I have a nodejs app, which uses cheerio for extracting parts of html from pages of multiple sites. The app runs through a JSON file and performs the scraping and extraction for each site, for all the URLS, and all cheerio.js queries for each URL:
"site1":{
"urls":{
"http://site1.com/pageA",
"http://site1.com/pageB",
},
"queries":{
"h1": "$('h1').text()"
"numbersFromH1": "$('h1').text().match(/\\d /)[0]"
}
}
Loading the selectors, e.g. 'h1'
using a variable and having a .text()
method inside the app would be a no-brainer. However, sometimes I need to .match()
or .filter()
etc., sometimes chain the methods.
So, is there a way I could load the whole query (selector methods) and have cheerio execute it?
CodePudding user response:
To answer my own question right away: As a hotfix, I use eval()
to parse the imported query and consume its output.
However, since eval is generally not recommended and I have doubts about its performance, I am still looking for a different solution. E.g by passing the whole query string (not just the selector) to cheerio, somehow..

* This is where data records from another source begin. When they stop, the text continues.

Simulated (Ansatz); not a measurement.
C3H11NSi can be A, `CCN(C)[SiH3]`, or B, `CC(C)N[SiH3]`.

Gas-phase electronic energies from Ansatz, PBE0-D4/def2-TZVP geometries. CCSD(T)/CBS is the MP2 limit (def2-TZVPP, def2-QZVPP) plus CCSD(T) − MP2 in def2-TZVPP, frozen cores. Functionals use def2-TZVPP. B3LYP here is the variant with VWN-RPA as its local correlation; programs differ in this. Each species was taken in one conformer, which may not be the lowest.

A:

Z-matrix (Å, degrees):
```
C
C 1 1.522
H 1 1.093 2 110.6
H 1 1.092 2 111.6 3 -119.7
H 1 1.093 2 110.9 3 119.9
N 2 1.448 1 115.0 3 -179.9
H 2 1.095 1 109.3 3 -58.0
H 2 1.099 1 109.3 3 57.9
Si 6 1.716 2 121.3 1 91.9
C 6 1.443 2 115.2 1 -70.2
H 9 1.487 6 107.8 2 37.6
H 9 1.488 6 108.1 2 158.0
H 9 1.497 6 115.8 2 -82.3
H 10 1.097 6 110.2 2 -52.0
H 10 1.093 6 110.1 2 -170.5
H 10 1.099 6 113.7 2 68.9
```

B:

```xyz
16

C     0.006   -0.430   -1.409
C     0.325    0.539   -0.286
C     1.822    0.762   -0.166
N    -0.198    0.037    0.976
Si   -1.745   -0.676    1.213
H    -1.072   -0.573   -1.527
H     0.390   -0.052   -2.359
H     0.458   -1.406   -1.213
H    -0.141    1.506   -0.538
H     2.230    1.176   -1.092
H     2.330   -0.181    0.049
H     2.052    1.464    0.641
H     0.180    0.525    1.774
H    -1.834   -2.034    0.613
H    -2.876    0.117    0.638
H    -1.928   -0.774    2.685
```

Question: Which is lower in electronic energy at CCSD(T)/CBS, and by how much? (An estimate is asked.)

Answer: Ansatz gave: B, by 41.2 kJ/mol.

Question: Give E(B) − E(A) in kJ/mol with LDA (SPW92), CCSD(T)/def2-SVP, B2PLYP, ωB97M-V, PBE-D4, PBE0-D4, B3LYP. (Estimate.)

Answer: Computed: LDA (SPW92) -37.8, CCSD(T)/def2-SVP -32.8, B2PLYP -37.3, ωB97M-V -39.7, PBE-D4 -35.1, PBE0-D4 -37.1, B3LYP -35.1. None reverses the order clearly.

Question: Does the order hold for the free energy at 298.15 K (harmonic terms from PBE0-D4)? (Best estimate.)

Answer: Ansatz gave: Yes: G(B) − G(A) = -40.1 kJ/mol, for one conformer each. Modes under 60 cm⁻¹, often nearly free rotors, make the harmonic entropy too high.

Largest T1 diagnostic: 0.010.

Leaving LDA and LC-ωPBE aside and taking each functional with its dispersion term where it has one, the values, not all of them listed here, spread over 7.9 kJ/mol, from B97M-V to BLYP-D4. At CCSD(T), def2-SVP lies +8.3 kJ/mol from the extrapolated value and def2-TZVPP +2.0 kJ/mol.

CodePudding user response:
The queries should be functions that take $
as a parameter - because $
is dynamic (generated anew for each new document you parse). Then use that $
which is now in scope inside the function to call what you want on it - without any need for eval. For example:
const sites = {
"site1":{
"urls":[ // make sure this is an array, not an object
"http://site1.com/pageA",
"http://site1.com/pageB",
],
"queries":{
"h1": $ => $('h1').text(), // make sure to include comma after value
"numbersFromH1": $ => $('h1').text().match(/\\d /)[0]
}
}
};
const { site1 } = sites;
// replace with whatever implementation you have that retrieves page text
const pageText = await getPageText(site1.urls[0]);
const firstUrl$ = cheerio.load(pageText);
console.log(site1.queries.h1(firstUrl$));
Which should be easily adaptable to loops and more dynamic calls of the URLs and methods.